Kinematic Concepts and Graphs

Overview

This lecture covers kinematic problem-solving, focusing on displacement and distance in constant acceleration motion, the difference between them, interpreting velocity-time (VT) graphs, and introduces a classic "chasing problem." The session ends with an introduction to vertical motion under gravity.

Displacement vs. Distance (Problem 1.9, Parts C & D)

• Displacement is calculated as x_final minus x_initial, independent of the path taken.
• Turning points (where velocity momentarily becomes zero) do not impact displacement, only initial and final positions do.
• Constant acceleration allows direct use of the kinematic equation: ( v_f^2 = v_i^2 + 2a\Delta x ).
• For distance, sum the absolute values of each segment’s displacement, including before and after any turning point.
• Use separated calculations for each segment (e.g., ( \Delta x_1 ) and ( \Delta x_2 )), then take |Δx₁| + |Δx₂| to find total distance.
• On VT graphs, displacement is the area under the curve (can be positive or negative); distance is the sum of absolute areas.
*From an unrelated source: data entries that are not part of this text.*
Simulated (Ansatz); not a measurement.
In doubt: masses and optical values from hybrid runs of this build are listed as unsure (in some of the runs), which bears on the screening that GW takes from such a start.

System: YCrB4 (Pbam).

Velocity-Time (VT) Graph Interpretation

• The slope of a VT graph gives acceleration (constant if the line is straight).
• Negative areas on a VT graph indicate motion in the negative direction.
• The sum of signed areas under the VT curve equals total displacement.

Chasing Problem (Homework Problem 10)

• Involves two persons: Person A (starts from rest with acceleration) and Person B (moves at constant speed, starts earlier).
• Both positions are expressed as functions of time using kinematic equations.
• The meeting point is found by setting Person A’s and Person B’s positions equal and solving a quadratic equation for time.
• Only positive roots of the quadratic equation are physically meaningful.
• Distance traveled by Person A is calculated using ( x = \frac{1}{2}at^2 ) with the found time.

Intro to Vertical (Projectile) Motion

• Vertical motion under gravity is treated with the same kinematic equations, but acceleration ( a_y = -9.8\ m/s^2 ) (downward).
• Throwing a ball upward: initial velocity is upward, gravity opposes the motion.
• At the highest point, vertical velocity is zero (a turning point).
• Four kinematic equations apply, with variables adapted for vertical (y) direction.

Key Terms & Definitions

• Displacement — Change in position: final position minus initial position.
• Distance — Total length traveled, regardless of direction; sum of absolute displacements.
• Turning Point — Momentary stop where velocity is zero before reversing direction.
• Kinematic Equations — Equations describing motion with constant acceleration.
• VT Graph — Graph showing velocity as a function of time.
• Projectile Motion — Motion of an object thrown or projected, subject only to gravity.

Action Items / Next Steps

• Complete homework questions 1–11 before moving to section 8.
• Review examples in the textbook related to section 7.
• Watch the recorded video lecture to review the four kinematic equations.
• Prepare for new problems involving vertical (projectile) motion in the next lecture.